The Bush LE-22GQ11+DVD-SL (or search Argos for “Bush Snow Leopard TV” if you want an easier life) wasn’t what we expected when we went hunting for small TVs on a budget.

Now that we have one, we imagine it might not look too out of place in a child’s bedroom. But is it any good?

Bush LE-22GQ11+DVD-SL

Bush LE-22GQ11+DVD-SL

Picture quality

Not really. As much as we’d love to have such a bizarre product beat the competition, we find ourselves disappointed.

This Bush TV stumbles even before it’s out of the gate. As we went about optimising the picture, we noticed the Dynamic Contrast mode had managed to erase the grey-on-black THX logo of our calibration screen.

Turning this off made the logo reappear, but we were surprised to find this lack of quality from a setting that’s supposed to enhance the picture.

Even with all ‘enhancements’ turned off, we found this TV incompetent at handling light and dark elements at the same time. This is the Bush’s biggest problem, and it’s persistent.

Watching Countdown on Freeview, we found the whites to be particularly unsubtle, with swathes of brightness washing out a lot of detail: it was difficult to make out the black-on-white grid of Rachel Riley’s maths board. But noise levels, at least, are kept in check. Note that this TV doesn’t have a Freeview HD tuner.

Bush LE-22GQ11+DVD-SL

Bush LE-22GQ11+DVD-SL

We put on a Blu-ray of Star Trek: Into Darkness and the lack of subtlety didn’t get much better. As we’d expect, there’s jump in resolution, but the same problem persists.
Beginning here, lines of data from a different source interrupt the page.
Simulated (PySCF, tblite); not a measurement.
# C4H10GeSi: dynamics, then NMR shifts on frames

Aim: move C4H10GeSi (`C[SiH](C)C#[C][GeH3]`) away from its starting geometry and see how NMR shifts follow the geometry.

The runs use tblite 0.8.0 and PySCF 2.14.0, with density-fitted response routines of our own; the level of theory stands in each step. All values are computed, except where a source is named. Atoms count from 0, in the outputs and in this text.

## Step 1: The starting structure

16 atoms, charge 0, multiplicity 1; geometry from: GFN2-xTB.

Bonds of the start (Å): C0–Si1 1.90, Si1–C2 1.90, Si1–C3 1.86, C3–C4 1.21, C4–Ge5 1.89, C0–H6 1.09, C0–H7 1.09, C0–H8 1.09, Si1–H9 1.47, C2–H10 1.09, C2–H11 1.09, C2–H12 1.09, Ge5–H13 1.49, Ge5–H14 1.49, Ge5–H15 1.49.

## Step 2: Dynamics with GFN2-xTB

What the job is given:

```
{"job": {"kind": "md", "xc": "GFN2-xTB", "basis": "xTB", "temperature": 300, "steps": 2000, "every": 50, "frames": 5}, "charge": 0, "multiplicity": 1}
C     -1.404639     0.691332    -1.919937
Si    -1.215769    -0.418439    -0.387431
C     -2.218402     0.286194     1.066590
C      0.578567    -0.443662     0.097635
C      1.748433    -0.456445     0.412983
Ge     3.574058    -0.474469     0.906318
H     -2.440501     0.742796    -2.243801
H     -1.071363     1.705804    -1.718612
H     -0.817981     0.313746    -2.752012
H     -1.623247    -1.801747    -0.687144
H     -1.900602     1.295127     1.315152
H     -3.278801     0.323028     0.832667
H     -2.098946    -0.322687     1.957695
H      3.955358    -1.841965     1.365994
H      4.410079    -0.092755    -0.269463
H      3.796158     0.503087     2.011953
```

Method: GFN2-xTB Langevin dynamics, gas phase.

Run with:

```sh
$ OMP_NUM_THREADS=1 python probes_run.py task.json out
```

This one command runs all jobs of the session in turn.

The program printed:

The bright interiors of the USS Enterprise look washed out, and that’s not just because of JJ Abrams’s penchant for lens flare. Despite spending a considerable amount of time fiddling with the contrast, we just couldn’t get any more detail to show up.

Standard definition

Time for a DVD, and take a trip to Antarctica with March of the Penguins. The performance here is a little better, thanks to a softer picture masking some of the Bush’s inadequacies. Nonetheless, we had a hard time making out the texture of the icy terrain: the glaring bloom effect is unavoidable.

There’s a built-in DVD player, but we wouldn’t recommend it if you have an external one. It’s a softer, murkier picture, which brought to mind the days of VHS. To top things off, we spotted some very faint lines in the picture that looked, to us, like uneven backlighting.

The sound is a touch bigger than we’d expect from a tiny flat-screen. Aside from that, it’s average: thin, bordering on harsh.

One thing we do like is the remote control. It’s chunky and fairly well laid-out. Sadly, it doesn’t come in matching leopard print.


Some readers might love the looks, but this TV delivers a performance that we would hesitate to recommend. There are far better TVs to be had, and for less money too.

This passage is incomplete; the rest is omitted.